Thousands of striking teachers have marched on South Australia's parliament house to demand better pay and conditions as relations between the union and the government curdle.

It was the second strike by Australian Education Union (AEU) members in two months as discussions between the parties over a new enterprise bargaining agreement appear to have reached a deadlock.

AEU SA branch president Andrew Gohl threatened further industrial action if the government does not deliver increased pay and reduced workloads.

"We have 1,800 students in South Australia right at this very moment who have no regular teacher in front of them," he told crowds massed before the steps of parliament on Thursday.

"This is a government that is fixed on the short term and political imperative without a view to what's best for South Australian people, what's best for public education in the long term."

Hundreds of schools across the state shut their doors or offered modified classes, but South Australian Certificate of Education (SACE) physics and accounting exams for about 1,000 year 12 students went ahead as planned.

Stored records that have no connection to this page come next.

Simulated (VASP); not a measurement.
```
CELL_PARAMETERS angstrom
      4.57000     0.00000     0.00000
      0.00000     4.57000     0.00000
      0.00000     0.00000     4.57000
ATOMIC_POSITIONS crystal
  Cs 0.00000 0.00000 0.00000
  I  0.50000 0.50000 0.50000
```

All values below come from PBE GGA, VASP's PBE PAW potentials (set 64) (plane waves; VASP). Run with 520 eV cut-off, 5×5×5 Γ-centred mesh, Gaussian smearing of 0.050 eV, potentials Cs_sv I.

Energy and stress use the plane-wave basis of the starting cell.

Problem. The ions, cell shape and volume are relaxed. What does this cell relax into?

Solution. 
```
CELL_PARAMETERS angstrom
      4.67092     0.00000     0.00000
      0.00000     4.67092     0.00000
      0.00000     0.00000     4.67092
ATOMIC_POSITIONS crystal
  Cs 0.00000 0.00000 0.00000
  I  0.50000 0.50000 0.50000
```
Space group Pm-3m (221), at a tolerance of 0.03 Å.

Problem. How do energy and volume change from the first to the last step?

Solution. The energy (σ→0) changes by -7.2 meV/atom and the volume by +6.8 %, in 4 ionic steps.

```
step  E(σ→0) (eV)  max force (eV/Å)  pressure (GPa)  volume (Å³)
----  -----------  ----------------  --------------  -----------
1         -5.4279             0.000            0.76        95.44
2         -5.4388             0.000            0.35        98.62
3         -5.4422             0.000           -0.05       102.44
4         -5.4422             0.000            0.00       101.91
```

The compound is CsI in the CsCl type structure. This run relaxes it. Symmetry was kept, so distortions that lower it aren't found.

The AEU had given Peter Malinauskas' government an ultimatum to present an improved pay offer by Monday, but the revised proposal of a 4 per cent increase in year one, 3 per cent in year two and 2.5 per cent in year three only served to rile the union further.

"(This is) the only place in Australia where a third offer could possibly get worse than the second," Gohl said.

Education Minister Blair Boyer is still working to reach an agreement with teachers.

The government's previous offer of three pay rises of 3 per cent over three years also included two one-off $1,500 payments, meaning many lower-paid teachers would be worse off under the new deal.

South Australian teachers are currently the lowest paid in the country, with graduates earning less than $75,000.

Earlier this year their NSW counterparts won an historic wage increase, including a rise of more than 12 per cent for teachers straight out of university.

The union has also taken umbrage with the government's refusal to bring forward a seven-year delay to implement a reduction in teaching hours, arguing teachers are in desperate need of workload relief and cannot afford to wait that long.

Martin Westwell, chief executive of the Department for Education, said it was disappointing the union had decided to take industrial action instead of sitting down at the negotiating table.

On Tuesday Boyer said he was shocked by the union's refusal to call off the strike but was eager to maintain a positive relationship with Gohl to progress a final agreement.

The Greens called on Labor to impose a levy on the big banks to find the money needed to fix a public school system "at breaking point".

"The Malinauskas government should be prioritising funding for public schools and their teachers," Greens treasury spokesman Robert Simms said.